Mini-Reviews: I, Tonya

Both of us chicks saw this one at Middleburg. Both of us liked it. Here are our mini-reviews:

Mainstream Chick’s take: The biggest surprise about I, Tonya is that it’s both really bizarre and quite good, especially if you followed the wild saga involving disgraced figure skater Tonya Harding and her alleged involvement in – or knowledge of – the 1994 attack on rival skater Nancy Kerrigan just before the Winter Olympics. (Ah yes, I remember it well!). I, Tonya plays like a mockumentary, featuring interviews with Harding (Margot Robbie, nailing the hair, clothes and mannerisms), her ex-husband Jeff Gillooly (Sebastian Stan), her abusive alcoholic mother (Allison Janney, vying for a supporting actress nomination), a producer from Hard Copy (Bobby Cannavale), and others who factored into Tonya’s life both on and off the ice. I, Tonya aint no Ice Castles or Cutting Edge, that’s for sure. It’s a wacky biopic that manages to humanize Tonya Harding in a way that her celebrity boxing matches never could. I give it a 5.7 for both artistic and technical merit. (If you know your skating, you know that’s a decent score).

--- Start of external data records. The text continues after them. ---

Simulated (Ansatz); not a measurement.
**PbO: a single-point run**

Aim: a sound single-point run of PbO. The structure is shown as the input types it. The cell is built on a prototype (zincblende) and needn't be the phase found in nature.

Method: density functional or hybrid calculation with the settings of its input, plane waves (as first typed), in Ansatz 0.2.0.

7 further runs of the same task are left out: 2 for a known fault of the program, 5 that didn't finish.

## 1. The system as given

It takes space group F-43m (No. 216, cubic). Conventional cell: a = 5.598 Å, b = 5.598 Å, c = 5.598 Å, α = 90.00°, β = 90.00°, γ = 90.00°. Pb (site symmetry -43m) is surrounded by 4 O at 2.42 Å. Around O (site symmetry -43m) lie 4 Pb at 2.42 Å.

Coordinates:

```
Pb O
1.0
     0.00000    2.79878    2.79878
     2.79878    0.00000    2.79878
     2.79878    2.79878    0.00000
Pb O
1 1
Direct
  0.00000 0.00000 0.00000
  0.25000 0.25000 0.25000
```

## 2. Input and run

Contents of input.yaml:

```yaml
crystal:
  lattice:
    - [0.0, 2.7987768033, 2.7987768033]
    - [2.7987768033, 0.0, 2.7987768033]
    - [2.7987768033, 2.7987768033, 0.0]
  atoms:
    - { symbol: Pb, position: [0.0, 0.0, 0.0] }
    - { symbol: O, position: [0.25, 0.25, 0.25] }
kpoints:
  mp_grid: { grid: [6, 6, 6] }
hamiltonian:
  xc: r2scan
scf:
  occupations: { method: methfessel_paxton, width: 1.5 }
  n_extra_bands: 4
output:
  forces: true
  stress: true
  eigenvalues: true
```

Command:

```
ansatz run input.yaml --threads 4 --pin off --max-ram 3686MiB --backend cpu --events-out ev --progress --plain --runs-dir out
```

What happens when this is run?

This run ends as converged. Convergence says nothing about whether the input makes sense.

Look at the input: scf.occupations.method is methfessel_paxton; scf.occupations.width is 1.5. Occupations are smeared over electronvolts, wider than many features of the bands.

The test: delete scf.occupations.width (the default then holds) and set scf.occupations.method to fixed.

Arty Chick’s take: I, Tonya is a darkly, hilarious retelling of the Tonya Harding story that has you rooting for Tonya by the end. Bad mom of the year award goes to Allison Janney as Tonya’s mom LaVona Golden, a role that will probably earn her an Oscar nod, but Margot Robbie deserves a lot of praise, too, for her skating and for her tragi-comic portrayal of Tonya as a girl looking for validation in all the wrong places. The film paints Tonya as the victim first of a horrifying mom, then of husband Jeff Gillooly and his nut-job pal Shawn Eckhardt, and finally the press and courts. It’s clear that Tonya is a great skater, but she gets bad marks because of her white trash style. Then she falls for a guy who abuses her. And just when she’s about to be vindicated and ascend to the heights she knows she deserves, the whole Nancy Kerrigan knee thing happens and it points to her. But, the film tells us, she didn’t have anything to do with it. It’s funny and sad, and ultimately, who knows how true any of it is? But it is a damn fine movie. (I’d love to know how Nancy Kerrigan feels about it.)